Never Again

BY BERNIE MACHEN

The following is the text of remarks by University of Florida President Emeritus Bernie Machen at a naming celebration for the Bud Shorstein Center for Jewish Studies at UF on September 7, 2023.

The Jewish people are integral to the development of our world and have made many contributions over the ages.  And yet, we still live in a world where antisemitism is a serious issue.

memorial with "never again" in Hebrew, French, English, German, and Russian at Dachau concentration camp

Memorial at Dachau concentration camp.

One of the crucial lessons of the Holocaust is to “Never Forget.”  Never forget those who were killed. Never forget that the Holocaust happened. Never forget that anything that has happened in the past can happen again.

This is a universal lesson. It calls all of us to preserve and learn from the history of other genocides, persecutions and great injustices.

I personally feel the need for this today as I watch what is happening in Florida and across the country relative to Black
history and on LGBTQ and gender studies.

I’m especially alarmed by the notion we should teach only parts of history and only parts of Black history.

I get that people are offended by the cold facts of systemic oppression. I get that they want to believe in the power of the
individual. Heck, I like to think that I myself am a product of our meritocracy …Just as do most comfortable white men who are my age!

The simple truth is that our meritocracy has often been, and still remains, harder to access for Black people because of systemic racism. If we don’t teach this truth, we are telling young Black people a lie.  The lie we tell is that there must be something wrong with them. In fact, the problem is the world they find themselves in.

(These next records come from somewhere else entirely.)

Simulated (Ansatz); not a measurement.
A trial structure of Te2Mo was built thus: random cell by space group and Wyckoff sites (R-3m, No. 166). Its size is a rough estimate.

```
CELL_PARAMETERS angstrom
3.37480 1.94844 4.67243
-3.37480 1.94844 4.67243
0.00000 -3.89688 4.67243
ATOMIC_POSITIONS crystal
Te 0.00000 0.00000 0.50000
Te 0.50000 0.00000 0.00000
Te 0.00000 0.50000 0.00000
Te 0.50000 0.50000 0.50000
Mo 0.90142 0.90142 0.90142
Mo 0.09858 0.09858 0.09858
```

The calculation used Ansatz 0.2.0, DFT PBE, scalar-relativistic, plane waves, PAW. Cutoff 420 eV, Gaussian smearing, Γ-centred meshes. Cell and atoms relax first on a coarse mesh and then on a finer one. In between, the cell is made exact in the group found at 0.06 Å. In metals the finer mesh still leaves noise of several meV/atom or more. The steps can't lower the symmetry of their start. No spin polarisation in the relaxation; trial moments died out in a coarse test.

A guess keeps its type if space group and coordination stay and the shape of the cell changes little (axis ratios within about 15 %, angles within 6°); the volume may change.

Here’s another truth: Much of the nation’s history involving Black Americans is violent and ugly.

We have to teach this history, with honesty and scrutiny in order to understand ourselves and to avoid repeating it — just as German schools and universities teach the history of the Holocaust so as to understand themselves and avoid repeating it.

“Never forget.”

I’m also very concerned by the quashing of gender and women’s studies that is happening now. What is so scary about women and about gender that we can’t support students in their sincere quest to explore these topics?

There’s this notion at the “new” New College of Florida and its academic standard bearer, Hillsdale College of Michigan, that universities should only teach classical, liberal, and quote-un-quote “pure” disciplines. But this is a narrow, impoverished view of scholarship.

Women’s and gender studies, besides being rich and important themselves, are wonderful portals to interdisciplinary research and scholarship across many fields. This is no different than Jewish studies or Muslim studies.  These are fertile grounds for inquiry, not barren ones.

Ibram X. Kendi is a bestselling American author and anti-racist scholar.  Dr. Kendi started his career as an assistant professor of history here at UF. In December 2016, he gave our commencement speech, shortly after winning the National Book Award for Stamped From The Beginning.

Speaking to Gator doctoral graduates, Dr. Kendi urged them not just to be experts, but also to be intellectuals.

He urged them, and I’m quoting his words, “to fashion a clear and unadulterated mirror of humanity, so that we can see ourselves for what we really are.”

I’ll end tonight by underscoring the centrality of Jewish studies and scholarship at UF in helping fashion a clear and
unadulterated mirror of humanity.”

Among the books in our Judaica Suite is an “ethical will,” a popular genre in the Middle Ages, used by wealthy, educated men to school their sons. Ours is a rare copy, produced in 19th century Berlin, of a will written by a 12th-century scholar.

The scholar was the owner of a renowned library in his time. His words were written in about 1190. I’ll quote just one line: “Make books your companion. Let your bookshelves be your gardens; bask in their beauty; gather their fruit, pluck their roses, take their spices and myrrh.”

UF needs the Shorstein Center for Jewish Studies. We need the center for its scholarship and research—the beauty, the fruit, the spices—and we need it to convey the story of the Jewish people to all the young people who are our future.

I hope we will never forget. I hope we will always remember and always study and investigate, the complexity, the
contradictions, the full history of our shared humanity.

Bernie Machen was President of the University of Florida from 2004 to 2014 and special adviser to his successor from 2014 to 2019. He previously served for six years as president of the University of Utah and from 1995 to 1997 as provost at the University of Michigan. He is a past president of the American Association of Dental Schools.